The shifts and changes are not something life endures.
They are what allows life to be possible, to become what it is.
A planet locked in permanent equinox would not be a planet we recognize. It would be without seasons, without the rhythms that cue flowering, migration, dormancy, and renewal. Much of the biodiversity we find most beautiful about the natural world exists precisely because the Earth refuses to stay balanced.
The Story We Tell Ourselves About Balance
And yet, we spend so much of our lives chasing balance as if it were a destination — something to achieve, a sign that we've finally “gotten it together”.
We can often believe that balance is something to find, hold, and keep forever.
The perfect ratio of:
Work and rest.
Solitude and connection.
Effort and ease.
And when we feel it, briefly, we grip it.
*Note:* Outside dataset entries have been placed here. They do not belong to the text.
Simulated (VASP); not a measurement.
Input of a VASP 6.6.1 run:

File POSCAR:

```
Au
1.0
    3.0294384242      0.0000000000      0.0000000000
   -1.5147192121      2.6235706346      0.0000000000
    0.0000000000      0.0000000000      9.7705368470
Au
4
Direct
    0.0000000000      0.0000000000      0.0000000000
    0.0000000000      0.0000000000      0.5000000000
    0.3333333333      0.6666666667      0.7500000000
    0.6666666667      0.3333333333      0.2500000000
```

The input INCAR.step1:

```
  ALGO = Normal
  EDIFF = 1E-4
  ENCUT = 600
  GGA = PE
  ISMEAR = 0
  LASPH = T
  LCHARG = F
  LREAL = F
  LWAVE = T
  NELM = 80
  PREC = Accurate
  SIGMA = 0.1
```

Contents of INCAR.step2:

When it slips, we take it personally, like we’ve done something wrong.
But balance was never meant to stay.
Balance is the Exception, Not the Norm
Perhaps you recognize this pattern:
Weeks of consistent practice. Sleep improves, reactions soften, the mind feels steady.
You begin to ask: How do I make this last?
And then life happens — a hard conversation, a busy week, a few nights of poor sleep — and the steadiness fades.
Then comes: Why doesn’t this stay?
The hidden assumption in that story? That balance is permanent. That achieving a particular state or experience is the goal.
But the equinox offers a different perspective.
Even balance happens exactly twice a year, 0.05% of the time.
Balance isn’t the norm.
Balance is the exception; the pivot between seasons, not the season itself.
Which means your own seasons are not departures from balance.
They are the rhythms your life runs on.
What this looks like in practice:
Noticing that even your breath is not a balance, it's a rhythm. In and out. Expansion and release. A movement between two poles.Try this: Sitting or standing without deliberate support for a moment and noticing even the body is not actually still.
There are constant micro-adjustments, subtle corrections, quiet movements of the muscles beneath the surface.
Stability, it turns out, is not the absence of movement. It is the result of it.
Mindfulness: Practicing the art of returning
The goal isn't to build a life so carefully constructed that nothing throws you off.
The goal (if we can call it that) is something subtler and more sustainable: Finding balance within the imbalance.
Learning to feel at home in the ebbs and flows, not just at the still points between them.
Think of a sailor who has learned to read the wind. The sea is never still. The conditions change constantly. The skill isn't in waiting for calm water, it's in knowing how to hold your course through whatever the current brings. That attentiveness, that responsiveness, is its own kind of equilibrium. Not the absence of waves, but the ability to move with them.
Mindfulness offers this same kind of steadiness.
For instance:
The mind wanders.
You notice.
You come back.
That moment of noticing and returning is not a correction of a mistake, that is the practice.
Over time, what changes isn't that the mind wanders less.
It's that you learn to find your footing within the wandering itself — to hold a thread of awareness through the difficult seasons as well as the easy ones, until returning starts to feel less like recovering lost ground and more like a natural part of the rhythm.
The exhale that follows the inhale.
The spring that follows the cold.
Balance is not the condition for thriving. The ability to oscillate with steadiness is.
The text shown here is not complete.